A beautiful bore.
Let me first say I realize some people love this game. I'm not one of them. I'd certainly like to be one of them, but it ultimately depends on what you personally think is "fun".
Is "fun" gazing at lushly drawn and animated medieval figures in jammed cities with roughly the same amount of personality as a Ken & Barbie playset? Then you will have fun here. Is your idea of "fun" being railroaded from one mini-game objective to another with absolutely no chance to veer off-course? Then you, too, may find some fun here. Or perhaps your idea of "fun" is participating in clunky combat, button mashing with bad controller feedback, trying to follow a convoluted, boring plotline developed by entirely bland NPCs devoid of personality. Then perhaps Assassin's Creed is your game.
I get no pleasure out of hating well-received games, but I really can't pinpoint what it is about this game that makes it so popular.
Obviously, there's the graphics. It's a beautiful console game with a fresh artistic direction. Looks alone, Assassin's Creed can easily transport your eyeballs to another era. The animation is also incredilby well executed.
But the beauty is so plainly skin-deep. You play in these large Medieval cities but interact with hardly anyone except specific targets for the varied mini-games (Eavesdropping, Pickpocketing, Defend Citizen). You see hundreds of people pass you by, but they are nothing but human salad dressing -- robotic garnish devoid of humanity or speech, designedly solely to make cities look full of "life" and mask how completely empty and soulless they actually are.
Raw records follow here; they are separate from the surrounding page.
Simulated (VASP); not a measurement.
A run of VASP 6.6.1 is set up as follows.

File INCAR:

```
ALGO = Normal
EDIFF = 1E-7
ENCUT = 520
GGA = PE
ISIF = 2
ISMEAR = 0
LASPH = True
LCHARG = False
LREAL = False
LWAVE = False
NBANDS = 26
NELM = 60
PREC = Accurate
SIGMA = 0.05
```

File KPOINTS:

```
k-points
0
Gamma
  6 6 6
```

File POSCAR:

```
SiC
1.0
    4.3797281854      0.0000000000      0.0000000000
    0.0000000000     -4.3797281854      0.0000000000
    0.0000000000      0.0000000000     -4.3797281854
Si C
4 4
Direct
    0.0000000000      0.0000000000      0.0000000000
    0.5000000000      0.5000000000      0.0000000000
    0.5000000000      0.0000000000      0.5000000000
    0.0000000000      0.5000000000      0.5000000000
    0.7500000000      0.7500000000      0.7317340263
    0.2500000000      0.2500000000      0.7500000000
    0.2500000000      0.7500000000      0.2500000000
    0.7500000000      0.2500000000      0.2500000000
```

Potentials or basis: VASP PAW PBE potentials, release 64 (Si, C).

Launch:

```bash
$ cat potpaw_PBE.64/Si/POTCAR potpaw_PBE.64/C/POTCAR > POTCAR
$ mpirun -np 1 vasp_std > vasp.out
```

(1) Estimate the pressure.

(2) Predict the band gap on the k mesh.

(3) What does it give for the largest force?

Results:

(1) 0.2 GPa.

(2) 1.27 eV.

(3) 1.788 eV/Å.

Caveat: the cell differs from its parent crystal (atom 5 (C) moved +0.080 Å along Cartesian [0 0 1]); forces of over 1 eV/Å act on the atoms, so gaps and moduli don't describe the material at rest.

I think I've realized what really is the most fun about Assassin's Creed, and that is the architecture. Climbing over it, looking at it, running over it, jumping over it, escaping from guards, running down alleyways, making daring rooftop leaps across markets below ... these are the moments when Assassin's Creed stops feeling like some developer's cool design document and actually achieves some adrenaline and whimsy and fun and interactivity. And how sad is that, for a game so lavishly praised and wonderfully marketed, all it really amounts to is jumping around a bunch of pretty buildings.
Well, at least I can trade this game away, hopefully to someone who can enjoy it more than I did.